Rewind to Boxing Day in 1908, in Sydney, New South Wales, Australia.

Johnson had literally chased reigning heavyweight champion Tommy Burns all over the globe, constantly daring him to do the right thing and grant him a title shot. Johnson, grinning and boastful, was the best heavyweight on the planet and he knew it. Plenty of white folks knew it too, deep down, yet they would never admit to such a thing. Burns said he would fight “Golden Jack,” but only for the astronomical sum of $30,000 (close to a $1 million in today’s dough). Burns, perhaps thinking he couldn’t lose – either nobody would ever be able to pony up that kind of cash, therefore he wouldn’t have to face Johnson, or else he would become an incredibly rich man, whether he won the fight or was beaten – was finally trapped in Australia.

A fellow (a very rich fellow) named Hugh McIntosh agreed to pay Burns the monster payday and the fight was on. Only it didn’t turn out to be a fight at all, more a slaughter. A slaughter that was so agonising for the large white audience to watch (not to mention painfully agonising for the thoroughly battered, bemused and broken Burns to have to endure), the police eventually piled into the ring and stopped it.

Johnson decked Burns in the opening round and then proceeded to taunt him (Burns launched some disgusting racial taunts of his own). Holding Burns up, carrying him, pounding him and truly relishing his date with destiny, Johnson won every minute of every round. Finally, after 14 utterly one-sided sessions, the police said no more. Jack Johnson was the heavyweight champion of the world.
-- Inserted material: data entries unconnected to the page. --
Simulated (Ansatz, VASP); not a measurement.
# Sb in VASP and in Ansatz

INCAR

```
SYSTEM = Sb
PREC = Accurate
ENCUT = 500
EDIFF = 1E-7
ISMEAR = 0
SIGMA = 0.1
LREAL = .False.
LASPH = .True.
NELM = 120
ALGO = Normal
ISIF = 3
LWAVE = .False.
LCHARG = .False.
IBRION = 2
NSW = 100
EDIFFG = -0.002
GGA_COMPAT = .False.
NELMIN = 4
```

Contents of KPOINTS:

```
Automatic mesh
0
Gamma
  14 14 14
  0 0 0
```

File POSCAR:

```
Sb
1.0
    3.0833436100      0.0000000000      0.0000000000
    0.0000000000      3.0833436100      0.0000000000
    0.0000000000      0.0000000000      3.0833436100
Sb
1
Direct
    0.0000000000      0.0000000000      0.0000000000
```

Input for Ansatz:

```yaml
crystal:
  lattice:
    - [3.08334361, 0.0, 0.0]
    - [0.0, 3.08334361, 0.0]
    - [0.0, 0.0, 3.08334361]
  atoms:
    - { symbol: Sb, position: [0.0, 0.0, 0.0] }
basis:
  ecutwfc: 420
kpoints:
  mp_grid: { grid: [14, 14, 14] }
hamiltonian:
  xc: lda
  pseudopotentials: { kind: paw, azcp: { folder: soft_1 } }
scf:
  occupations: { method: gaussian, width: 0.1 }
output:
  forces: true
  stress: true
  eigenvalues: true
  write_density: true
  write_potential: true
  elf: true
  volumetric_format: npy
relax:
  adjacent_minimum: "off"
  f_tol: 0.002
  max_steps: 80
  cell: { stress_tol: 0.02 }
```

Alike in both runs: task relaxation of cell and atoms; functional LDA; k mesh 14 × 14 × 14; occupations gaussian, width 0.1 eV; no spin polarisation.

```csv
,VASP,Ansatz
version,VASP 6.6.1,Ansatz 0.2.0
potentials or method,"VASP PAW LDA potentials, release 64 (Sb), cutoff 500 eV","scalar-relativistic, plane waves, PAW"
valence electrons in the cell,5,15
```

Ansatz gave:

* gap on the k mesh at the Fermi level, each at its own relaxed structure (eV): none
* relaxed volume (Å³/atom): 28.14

It wasn’t long before “white hope” after “white hope” was thrown in with Johnson, the hope being the white man would regain what was rightfully his. Instead, Johnson left carnage in his wake. The world had changed, and not merely the sporting world. Reading about Johnson today, hearing about his exploits, his refusal to compromise, his inability or inclination to “stay quiet,” with Jack instead flaunting his talents, his wealth and his arrogance, it is almost unbelievable he wasn’t killed.

Johnson was indeed fearless. In and out of the ring.